Project details
Build a primary school, Tial village
Cambodia
, RUN BY:
Oxfam Australia
| STATUS:
COMPLETED

Existing school building in Tial village. Photo: Oxfam Australia
AUD 42,731
Raised from 16,229 people
This project will cover:
Implementation and monitoring the build of a 3-room school plus teacher's house, a set of solar-panels and water tank.
This project includes community involvement tasks such as:
- Mobilizing community to contribute their resources to the school building,
- Negotiating
and mobilizing all government management departments and district
governor in order to get timber for building schools and other
facilities
- Preparing and organizing a bidding process in
order to increase the accountability and increase the stakeholders
participation and contribution
- Developing the agreement with
all stakeholders such as community, local government, and contractor
and construction materials suppliers.
Project Outcomes:
This
project will promote education in a remote area where around 80% of
children are not able to partake in the government-educational system.
Teachers
will be dispatched to the villages by the provincial department of
Education, Youth and Sports. This strategy encourages the Cambodian
government to focus on remote areas lacking equal access to basic
services, particularly education.
The building of teacher’s
houses, with solar panels, is an important strategy to help retain
teachers living in the village and provide a venue for adult education
classes.
The community will also be encouraged to use school the as multi-purpose center for traditional and cultural purposes.
Project Background
Tial village is comprised of 493 people, including 255 women and 90 families. Villagers rely on rice growing, farming, hunting, logging and resin collection. Few families have cattle to help with farming and, in drought years, rice shortages are experienced for most of the year.

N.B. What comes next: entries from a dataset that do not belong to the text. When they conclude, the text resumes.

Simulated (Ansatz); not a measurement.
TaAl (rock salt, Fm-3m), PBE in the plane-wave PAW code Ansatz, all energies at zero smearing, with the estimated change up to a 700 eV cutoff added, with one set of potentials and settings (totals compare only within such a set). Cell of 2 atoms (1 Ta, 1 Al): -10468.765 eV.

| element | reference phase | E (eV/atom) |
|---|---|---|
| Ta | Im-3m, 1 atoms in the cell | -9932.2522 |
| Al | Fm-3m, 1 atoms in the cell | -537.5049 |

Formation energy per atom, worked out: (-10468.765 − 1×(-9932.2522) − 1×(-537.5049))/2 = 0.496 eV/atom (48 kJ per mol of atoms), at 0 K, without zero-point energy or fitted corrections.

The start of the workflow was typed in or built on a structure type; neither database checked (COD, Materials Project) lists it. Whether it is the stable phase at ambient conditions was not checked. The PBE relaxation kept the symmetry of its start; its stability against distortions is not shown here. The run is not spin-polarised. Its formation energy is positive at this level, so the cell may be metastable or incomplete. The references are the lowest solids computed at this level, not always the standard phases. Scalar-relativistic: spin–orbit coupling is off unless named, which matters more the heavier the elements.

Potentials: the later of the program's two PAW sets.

Tial primary school has only one room with a poorly thatched roof. At the moment the teachers have agreed with villagers to use the pagoda but there is insufficient space for students to study. Two male teachers work at the school and live in a community house with poor services. Community members gather rice as food to support the teachers and built a hut for teachers to stay and teaching students.
Part of a larger project
Oxfam has identified 3
small villages in remote regions that all require new and revitalised
education facilities. It is a three year project that will see one
school built in one village each year. Footprints
funded the Pha Ao village school project 2008, and intends to support the
final phase of the program in Kampong Pang (2010/11).
In
total over the three years, there will be three wooden school buildings
(9 rooms), 3 teacher’s houses, 3 water-tanks and three sets of solar
panels.
Community Involvement
Community contribution is
essential for the success of this project. The community will
contribute some materials and labor. The community is responsible for
monitoring of work quality of staff and government counterparts. The
community will also be involved in the final evaluation and opening
ceremony.
Oxfam Australia has been operating in Cambodia since 1982.